THE IMPACT OF BIAS CORRECTION AND STATISTICAL DOWNSCALING ON THE CLIMATE CHANGE SIGNAL OF HYDROLOGICAL VARIABLES — Australian Meteorological and Oceanographic Society

THE IMPACT OF BIAS CORRECTION AND STATISTICAL DOWNSCALING ON THE CLIMATE CHANGE SIGNAL OF HYDROLOGICAL VARIABLES (#242)
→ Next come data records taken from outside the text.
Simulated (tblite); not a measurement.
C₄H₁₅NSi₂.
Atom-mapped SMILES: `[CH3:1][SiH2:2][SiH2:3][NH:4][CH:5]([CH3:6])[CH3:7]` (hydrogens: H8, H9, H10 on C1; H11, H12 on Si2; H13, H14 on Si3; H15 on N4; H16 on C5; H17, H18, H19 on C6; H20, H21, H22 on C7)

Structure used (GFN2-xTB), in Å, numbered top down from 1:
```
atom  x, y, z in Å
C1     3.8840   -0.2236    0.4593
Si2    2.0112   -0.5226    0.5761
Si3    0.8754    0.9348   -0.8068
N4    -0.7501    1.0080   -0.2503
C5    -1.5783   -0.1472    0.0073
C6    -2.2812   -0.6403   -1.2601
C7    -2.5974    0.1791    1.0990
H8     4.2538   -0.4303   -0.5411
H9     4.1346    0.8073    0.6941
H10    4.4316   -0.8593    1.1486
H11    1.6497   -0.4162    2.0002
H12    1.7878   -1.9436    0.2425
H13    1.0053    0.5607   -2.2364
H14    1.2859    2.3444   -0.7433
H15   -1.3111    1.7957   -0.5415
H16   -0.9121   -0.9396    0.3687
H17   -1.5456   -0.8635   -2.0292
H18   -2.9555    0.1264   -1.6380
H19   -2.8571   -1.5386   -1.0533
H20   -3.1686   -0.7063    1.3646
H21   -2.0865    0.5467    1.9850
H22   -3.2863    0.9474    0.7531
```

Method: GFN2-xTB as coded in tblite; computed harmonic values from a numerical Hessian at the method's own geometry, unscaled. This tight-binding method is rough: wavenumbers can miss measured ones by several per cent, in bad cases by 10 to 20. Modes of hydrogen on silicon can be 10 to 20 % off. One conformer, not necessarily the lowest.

Justin R Peter 1 , Pandora Hope 1 , Elisabeth Vogel 2 , Andrew Dowdy 1 , Louise Wilson 2 , Wendy Sharples 2 , Chantal Donnelly 3
  1. Australian Bureau of Meteorology, Melbourne, VIC, Australia
  2. Water Resources Modelling Team, Australian Bureau of Meteorology, Melbourne, VIC, Australia
  3. Water Resources Modelling Team, Australian Bureau of Meteorology, Brisbane, QLD, Australia

The Australian Bureau of Meteorology has commissioned a project to provide high-resolution projections of water availability to the Australian Community. The project will require providing projections of temperature, rainfall, surface winds and solar radiation at approximately 5 km resolution to drive the Australian Water Resources Assessment Landscape (AWRA-L) hydrological model. The output of Global Climate Models (GCMs) provide projections at roughly 150 km resolution. To bridge the scale gap between the GCM output and that required to drive AWRA-L the Bureau is implementing three statistical downscaling techniques. The methods comprise a trend preserving univariate approach (ISIMIP2b; Hempel et al., 2013); a multivariate nested bias correction method (MRNBC; Johnson and Sharma, 2012; Mehrotra and Sharma, 2016); and a quantile matching for extremes (QME) method (Dowdy, 2019).

The techniques differ in their philosophy and methodology based on their intended application. The ISIMIP2b method preserves the climate change signal and corrects for the over-representation of drizzle days inherent in GCMs (e.g. Stephens et al., 2010); the MRNBC corrects the quantiles across all intervariable correlations on daily, monthly and yearly timescales; the QME method has a novel method of accounting for distribution extremes. The ISIMIP2b and QME methods apply the bias correction at the scale of the GCM whereas the MRNBC applies it at the GCM scale and uses spatial disaggregation to resolve to the observation scale; bias correction methods at observational scales have been criticised for imposing unrealistic physics on GCM output.

Together this provides an opportunity to examine the contribution to projection uncertainty from a suite of commonly applied bias correction techniques. In this presentation we will give an overview of these methods, evaluate their output, present the differences in the climate change signal among them and relate the impact of the methods to application of the outputs to climate risk modelling.

  1. Hempel, S., K. Frieler, L. Warszawski, J. Schewe, and F. Piontek, 2013a: A trend-preserving bias correction – The ISI-MIP approach. Earth Syst. Dyn., 4, 219–236, doi:10.5194/esd-4-219-2013.
  2. Johnson, F., and A. Sharma, 2012: A nesting model for bias correction of variability at multiple time scales in general circulation model precipitation simulations. Water Resour. Res., 48, doi:10.1029/2011WR010464.
  3. Mehrotra, R., and A. Sharma, 2016: A multivariate quantile-matching bias correction approach with auto- and cross-dependence across multiple time scales: implications for downscaling. J. Clim., 29, 3519–3539, doi:10.1175/JCLI-D-15-0356.1.
  4. Dowdy, A., 2019: Towards seamless predictions across scales for fire weather. Proceedings for the 6th International Fire Behavior and Fuels Conference, International Association of Wildland Fire, Missoula, Montana, USA.